Our system of education which appears like a remnant of the British colonial rule in India has its own irreparable defects and its contribution to the problem of unemployment can hardly be exaggerated.

There is no co-ordination between our industrial growth, agricultural development and our educational system. Our education does not prepare the minds of our young men to become self-employed; on the contrary, it makes them to depend on government to find for them some jobs.

(iii) Geographic Immobility of the Workers:

Occupational mobility and geographic mobility on the part of the workers lessen the gravity of the problem of unemployment. But in the Indian context, workers are not adventurous enough to move from one physical area to another in search of jobs, or to change their jobs to brighten their economic prospects.

They are either clinging on to their traditional profession or occupations especially in the rural area, or concentrated in one or the other urban centre, sometimes without any job.

(iv) Improper Use of Human Resources:

Lack of planning for the efficient utilization of human resources for productive purposes has been one of the causes of unemployment in India. In fact, there has been no proper co-ordination between the availability of human resources and its utilization in the productive field. As a result, in some units, there is the dearth of qualified man power and in some other units; we find its excess.

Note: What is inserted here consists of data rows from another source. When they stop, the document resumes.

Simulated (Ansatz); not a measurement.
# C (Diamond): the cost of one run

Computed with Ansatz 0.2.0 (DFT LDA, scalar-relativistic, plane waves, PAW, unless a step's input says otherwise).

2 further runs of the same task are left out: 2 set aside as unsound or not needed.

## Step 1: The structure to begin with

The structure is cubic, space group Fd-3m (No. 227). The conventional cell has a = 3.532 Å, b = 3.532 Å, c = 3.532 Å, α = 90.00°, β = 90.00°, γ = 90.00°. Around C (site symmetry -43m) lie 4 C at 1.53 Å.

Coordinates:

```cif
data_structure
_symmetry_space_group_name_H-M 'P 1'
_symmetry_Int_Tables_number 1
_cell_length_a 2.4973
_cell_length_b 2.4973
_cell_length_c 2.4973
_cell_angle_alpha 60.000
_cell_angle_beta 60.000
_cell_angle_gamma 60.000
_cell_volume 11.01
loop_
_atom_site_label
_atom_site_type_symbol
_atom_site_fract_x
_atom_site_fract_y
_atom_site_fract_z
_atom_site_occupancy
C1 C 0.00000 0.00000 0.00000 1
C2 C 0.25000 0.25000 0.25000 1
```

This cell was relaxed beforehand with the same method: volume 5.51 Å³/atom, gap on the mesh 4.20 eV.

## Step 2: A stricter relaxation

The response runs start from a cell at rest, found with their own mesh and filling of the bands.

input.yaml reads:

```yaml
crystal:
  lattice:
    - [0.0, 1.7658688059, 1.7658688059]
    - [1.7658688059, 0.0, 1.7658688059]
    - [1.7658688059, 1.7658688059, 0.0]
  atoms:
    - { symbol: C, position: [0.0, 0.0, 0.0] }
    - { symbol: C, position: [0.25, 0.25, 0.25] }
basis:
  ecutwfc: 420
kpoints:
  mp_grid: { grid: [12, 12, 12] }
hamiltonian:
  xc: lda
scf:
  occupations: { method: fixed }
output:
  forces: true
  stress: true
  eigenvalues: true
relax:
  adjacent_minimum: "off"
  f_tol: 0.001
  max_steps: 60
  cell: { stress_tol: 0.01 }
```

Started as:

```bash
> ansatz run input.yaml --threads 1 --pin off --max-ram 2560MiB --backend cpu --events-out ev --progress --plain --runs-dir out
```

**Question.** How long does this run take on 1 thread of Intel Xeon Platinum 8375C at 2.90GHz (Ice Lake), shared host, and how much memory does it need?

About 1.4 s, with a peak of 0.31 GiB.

(v) Lack of Encouragement for Self-Employment:

Ever since the time of British, Indians have developed a tendency to give priority for salaried jobs rather than self-employment. Our education system has also been a failure in developing the spirit of self-employment among our youths.

As a result, young people tend to wait for getting some salaried jobs in offices, factories or business firms and private or public firms and concerns. They often wait for such jobs for years together as unemployed or under-employed youths.